Compute servers in the department
Currently, there are two compute servers. This page gives some pointers on how to use them. The computational-load status of the servers is available here.
Setup and SSH keys
You should have a .bash_profile
and .bashrc
file in your home directory for setting environment variables every time you log on (or similar for other shell types). If you need inspiration, you can look at /home/bovy/.bash_profile
and /home/bovy/.bashrc
. To avoid backend issues with matplotlib, you should have a file .matplotlib/matplotlibrc
in your home directory that sets the backend to Agg
. You can download a sample file here and change the backend
line to use Agg
.
To log on and use some of the other functionality, you should set up an SSH key, such that you can log on without having to type in your password. On your home computer (for example, your laptop which you use to log onto the compute servers or your office computer) do
$ ssh-keygen -t rsa
to generate a key. Use a long passphrase that you will remember. On the compute server you should create a .ssh
directory in your home directory
$ mkdir .ssh $ chmod 700 .ssh $ cd .ssh
and create an authorized_keys
file
$ touch authorized_keys $ chmod 600 authorized_keys
Log out and copy your public key to the compute server
$ cat ~/.ssh/id_rsa.pub | ssh -l USERNAME SERVER.astro.utoronto.ca 'sh -c "cat - >> ~/.ssh/authorized_keys"'
You will also want to use a .ssh/config
file on your home computer to make login in easier. This file has entries such as
Host NICKNAME Hostname SERVER.astro.utoronto.ca User USERNAME ForwardAgent yes
Then you can login simply as
$ ssh NICKNAME
On a Mac Keychain will remember your key’s passphrase, so you won’t have to type it constantly. On Linux there are similar programs.
Installing software
You should install any software locally, including packages such as galpy
and apogee
. All of the users of this server might be using different (development) versions of this and other software, so it’s easiest if everybody installs locally as much as is practical. Create a local/
directory in your home directory
$ cd $ mkdir local
and then install software to that directory. Make sure to add your local/bin
directory to your path (export PATH=$HOME/local/bin:$PATH
in your .bash_profile
).For compiled programs this means that you typically do
$ ./configure --prefix=~/local ...
For Python it is recommended that you install Miniconda and manage your own Python installation, rather than using the Python version provided by the OS (which is difficult to keep up-to-date).
Installing FERRE
with the apogee
package locally doesn’t work (the installer can’t figure out to copy the necessary binaries to $HOME/local/bin
), so to install this you need to run the installation with --install-ferre
, let it fail, and then copy the ferre
and ascii2bin
binaries to $HOME/local/bin
yourself (and make them executable with chmod u+x ~/local/bin/ferre
and chmod u+x ~/local/bin/ascii2bin
.
Running NEMO
NEMO is installed on the server. To be able to use it, you can add the following line to your
.bash_profile
or .bashrc
if [ -z "$NEMO" ]; then source ~bovy/Repos/nemo/nemo_start.sh; fi
You can also install NEMO
locally yourself and then probably want to start from this GitHub version.

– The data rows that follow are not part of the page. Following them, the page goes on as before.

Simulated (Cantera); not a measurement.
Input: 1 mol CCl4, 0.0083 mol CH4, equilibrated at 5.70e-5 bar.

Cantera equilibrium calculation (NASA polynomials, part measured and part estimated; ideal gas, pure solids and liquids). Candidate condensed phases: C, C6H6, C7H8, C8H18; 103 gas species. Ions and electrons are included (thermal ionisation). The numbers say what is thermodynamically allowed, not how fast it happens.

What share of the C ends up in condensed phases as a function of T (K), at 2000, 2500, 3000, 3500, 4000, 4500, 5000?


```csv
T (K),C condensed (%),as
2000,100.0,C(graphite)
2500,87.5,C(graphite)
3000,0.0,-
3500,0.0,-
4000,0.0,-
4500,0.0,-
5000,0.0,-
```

Running iPython/Jupyter notebooks/lab
You can run an iPython notebook on the server while manipulating and displaying it on your home computer using the following steps. First, login to the compute server and start a notebook server on some port PORT (PORT should be something like 8889, but choose something different to avoid overlap with other users)
$ jupyter notebook --no-browser --port=PORT
or for Jupyter lab
$ jupyter lab --no-browser --port=PORT
Check that you don’t get an error message that the PORT is already in use
On your local, home computer open an SSH tunnel as follows
$ ssh -N -L localhost:8888:localhost:PORT NICKNAME
where NICKNAME
is the same ssh shortcut as above. If you have an IPython notebook running locally you need to use a different local port (not 8888, because that will be used by the local notebook). Then open a tab in your browser and navigate to
localhost:8888
which displays the notebook server that is running remotely. To close the SSH tunnel, just terminate the SSH tunnel running process. You can start the remote notebook in a UNIX screen session. This way you can log out while detaching the screen (thus keeping the process running remotely) and this also safeguards you against losing the connection to the remote server while you are working in the notebook. Note that computations in the notebook will only remain running when you are connected to the notebook using your browser (however, the kernel keeps running if you are disconnected, so when you reconnect, the notebook will still have all of the variables etc. that you defined). Therefore, do not use this to run long computations.
Adding users
Adding users is easily done by
$ sudo adduser NEW_USERNAME
which will ask for a new password which you can create using a service like RANDOM.ORG. This password should be immediately changed by the new user. Make a scratch directory and change the ownership to the new user with
$ sudo chown -R NEW_USERNAME NEW_USERNAME
The above only creates the account on one server. To make the same account on all servers, add the new user using useradd
on each new after they setup their password (don’t use adduser
, just useradd
). Then edit /etc/passwd
and /etc/group
such that it is the same, and copy the entry between the first colons in /etc/shadow
(note that you might have to make /etc/shadow
writeable first).
To allow a user to use Docker
, add them to the docker
group
$ sudo usermod -aG docker NEW_USERNAME
To delete a user do
$ sudo deluser --remove-home NEW_USERNAME
on all servers. Also remove the scratch directory.
The server status page
The server status page is automatically generated, but might need a bit of care to keep going or restart. Essentially, a script exists in $HOME/monitor/monitor.sh
that needs to be run on each server. This script uses data collected by sysstat
, creates a graph, and copies it to the webserer, where it is then automatically sorted by reverse data and displayed.
To make sure sysstat
is running do
sudo systemctl start sysstat
To make sure sysstat
is started whenever the server restarts, do
sudo systemctl enable sysstat
To check the status, do
systemctl status sysstat
and to specifically check that the cron job is running, do
systemctl list-timers | grep sysstat
If this is all working, then the data is being collected. All that is then left to is to make sure that the monitor.sh
script is run automatically, so add to the crontab
*/10 * * * * /home/bovy/monitor/monitor.sh > /home/bovy/monitor/monitor_SERVER.log 2>&1
where SERVER
is the server’s name. Note that everything in this section needs to be run on each server!